I’m convinced that as believers, we need an understanding of the forgiveness of God. Not only that, but we also need to understand how He calls us to forgive others – and ourselves.

Even defining forgiveness is a hard thing to do. It seems that this generation has lost the understanding. Webster’s Comprehensive Dictionary has 4 definitions. What I found is that the first two, and last, line up with the Scripture. The third is how we define it in practice. I want to take a few posts to talk about the concept of forgiveness.

The third definition says, “To cease to blame or feel resentment against.” I think that this is the way our modern society looks at it. It’s kind of like a get out of jail free card. When someone reminds us of the past, we say, “I thought you forgave me for that?”

Remember, as Christians we’re not a part of this world system. We shouldn’t act or think the way the world does. Our understanding of things should be higher than the way society thinks.

Forgiveness is one of those areas. Of all people, Christians should understand forgiveness more than anyone else. The big question is; what exactly is forgiveness?

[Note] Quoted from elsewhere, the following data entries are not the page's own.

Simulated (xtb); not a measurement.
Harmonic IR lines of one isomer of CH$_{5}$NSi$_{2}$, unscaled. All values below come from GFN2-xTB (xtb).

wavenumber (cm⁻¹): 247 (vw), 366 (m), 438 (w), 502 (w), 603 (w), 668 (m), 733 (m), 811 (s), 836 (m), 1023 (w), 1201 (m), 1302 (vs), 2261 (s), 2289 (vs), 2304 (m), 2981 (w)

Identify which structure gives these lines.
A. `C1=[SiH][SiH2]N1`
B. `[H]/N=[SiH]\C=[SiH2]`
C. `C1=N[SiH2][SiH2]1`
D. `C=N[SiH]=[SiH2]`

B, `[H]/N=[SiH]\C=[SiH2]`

When Jesus saw their faith, he said, “Friend, your sins are forgiven.”
The Pharisees and the teachers of the law began thinking to themselves, “Who is this fellow who speaks blasphemy? Who can forgive sins but God alone?”
Luke 5:20-21

Let’s be fair with the Pharisees and teachers of the law. If you study the Old Testament, you make a very important discovery. The word forgive is only used by God. That can only lead to one conclusion.

Forgiveness is God’s idea.

So if that’s true, then the only definition that matters is God’s definition.

Please understand, the command to forgive is a New Covenant truth. But nowhere in the Old Testament is there a command for people to forgive each other. Why? Because forgiveness is more than just feeling better about someone.

That brings me to the first definition that I found in Webster’s Dictionary.

“To cease to demand the penalty for, to pardon.”

The simple fact is that we all sin. We all miss the mark of who God wants us to be. With that comes a penalty.

For the wages of sin is death, but the gift of God is eternal life in Christ Jesus our Lord.
Romans 6:23

The penalty for sin is death. How can a human being have the ability to forgive? It would be absolutely impossible. That’s because forgiveness of sin requires a penalty to be paid.

That’s why the only time we see forgiveness in the Old Testament is in relation to the sacrifices.

In fact, the law requires that nearly everything be cleansed with blood, and without the shedding of blood there is no forgiveness.
Hebrews 9:22

Forgiveness only comes when the penalty is removed. That’s the only time God can “cease to demand the penalty for” what we’ve done wrong.

It’s a spiritual truth that forgiveness is only purchased by blood. There had to be a substitute to pay the penalty. Under the Old Covenant it was an animal.

Praise God for what Jesus Christ did on the cross. I can now walk confidently in the forgiveness of God. Christ could forgive us, because He was took the penalty of all our sins on Himself.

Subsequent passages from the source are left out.